Industry 4.0 is bridging the gap between two worlds: The physical world of machines and material flows – and the digital world with bits and bytes. Building and constantly maintaining a digital representation of physical assets is a big challenge.
The Process and Instrumentation Diagram (P&ID) is the most important document used for designing and building a plant and must legally be kept as an information base during operations. The definition of a common data exchange standard and an alignment of the industry’s terminology is a key factor for the transition from planning to building to operating.
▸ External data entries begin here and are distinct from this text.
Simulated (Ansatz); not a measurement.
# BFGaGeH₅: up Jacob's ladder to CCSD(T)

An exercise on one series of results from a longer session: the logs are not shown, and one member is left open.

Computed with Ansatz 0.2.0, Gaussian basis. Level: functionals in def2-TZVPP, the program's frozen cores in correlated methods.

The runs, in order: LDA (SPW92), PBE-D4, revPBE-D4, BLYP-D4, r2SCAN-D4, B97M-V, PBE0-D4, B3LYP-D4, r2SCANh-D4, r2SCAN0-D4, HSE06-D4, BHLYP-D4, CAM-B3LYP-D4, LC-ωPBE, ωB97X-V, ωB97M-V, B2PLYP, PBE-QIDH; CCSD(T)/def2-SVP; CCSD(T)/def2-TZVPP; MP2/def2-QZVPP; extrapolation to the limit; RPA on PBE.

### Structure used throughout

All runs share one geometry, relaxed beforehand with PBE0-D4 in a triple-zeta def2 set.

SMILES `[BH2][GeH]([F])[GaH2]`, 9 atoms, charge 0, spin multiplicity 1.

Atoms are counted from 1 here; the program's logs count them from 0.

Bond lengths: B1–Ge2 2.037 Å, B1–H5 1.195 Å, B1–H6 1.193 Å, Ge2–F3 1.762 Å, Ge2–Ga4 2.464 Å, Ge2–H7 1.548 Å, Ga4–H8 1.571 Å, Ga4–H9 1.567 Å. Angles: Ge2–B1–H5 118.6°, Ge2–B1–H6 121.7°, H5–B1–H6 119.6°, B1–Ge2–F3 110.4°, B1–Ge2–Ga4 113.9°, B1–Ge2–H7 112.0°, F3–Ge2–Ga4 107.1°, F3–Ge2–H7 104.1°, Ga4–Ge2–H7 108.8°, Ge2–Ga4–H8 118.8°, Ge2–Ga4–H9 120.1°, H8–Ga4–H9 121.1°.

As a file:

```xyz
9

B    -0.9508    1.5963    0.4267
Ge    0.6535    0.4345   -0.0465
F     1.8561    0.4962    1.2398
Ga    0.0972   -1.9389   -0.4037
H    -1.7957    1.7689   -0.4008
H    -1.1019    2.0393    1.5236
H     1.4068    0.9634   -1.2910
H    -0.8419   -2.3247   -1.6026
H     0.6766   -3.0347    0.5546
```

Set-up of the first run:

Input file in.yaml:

Over the past decades the industry has seen a transformation from paper-based P&ID diagrams and plastic 3D models to digital drawings and models to intelligent digital data. The next step is the horizontal (across P&ID applications) and vertical (e.g. between P&ID and 3D applications) integration of these intelligent digital data.
The new way of designing a chemical plant is that it is no longer necessary to be in the same room with the colleagues to redline and discuss a flow diagram. Digital drawings are not only graphical illustrations but also include meta-data and references coming from other engineering systems or enterprise tools like ERP.
However, unfortunately, it is still also common that digital P&IDs are not exchangeable across software systems. For example, an Engineering Partner (EP) could plan and design a plant in one software solution for P&IDs. The owner and operator (O/O) of that plant most probably uses different software tools and thus cannot simply re-use the P&IDs created by the EP.
Converting the information between different software system formats is usually not possible out-of-the-box and it might sometimes even be required to completely redraw it. This means that intelligent digital data has a limited lifespan and there is no guarantee that it will survive software changes and be available in future for later usage.
Therefore, it is imperative to apply the Industry 4.0 ideas of open data exchange also to P&IDs. In the industry, the DEXPI (Data Exchange for the Process Industry) initiative has developed a data format that supports the move from a document-centric to a data-centric approach, which is the current transition the industry is facing.
The DEXPI initiative was launched in 2011 by a group of owner and operators (BASF, Bayer, Evonik), software vendors (Autodesk, Aveva, Bentley, Intergraph, Siemens), research organizations (AIXCape, RWTH Aachen) and engineering companies (Air Liquide). As of 2018, the number of members has grown significantly, and it is currently being implemented as a PAAT working group of ProcessNet, a DECHEMA and VDI organization.
DEXPI – OPC UA Companion Specification
DEXPI and the OPC Foundation established a working group in Spring 2017 to develop an OPC UA companion specification for the DEXPI data model. The motivation was to provide access to P&ID information using a standard and open and secure communication technology in the context of Industry 4.0 and Industrial Internet of Things. Another advantage of such a companion specification is the easier communication of P&ID data between owner/operators and subcontractors and between design lifecycle phases (e.g. from process design to automation design).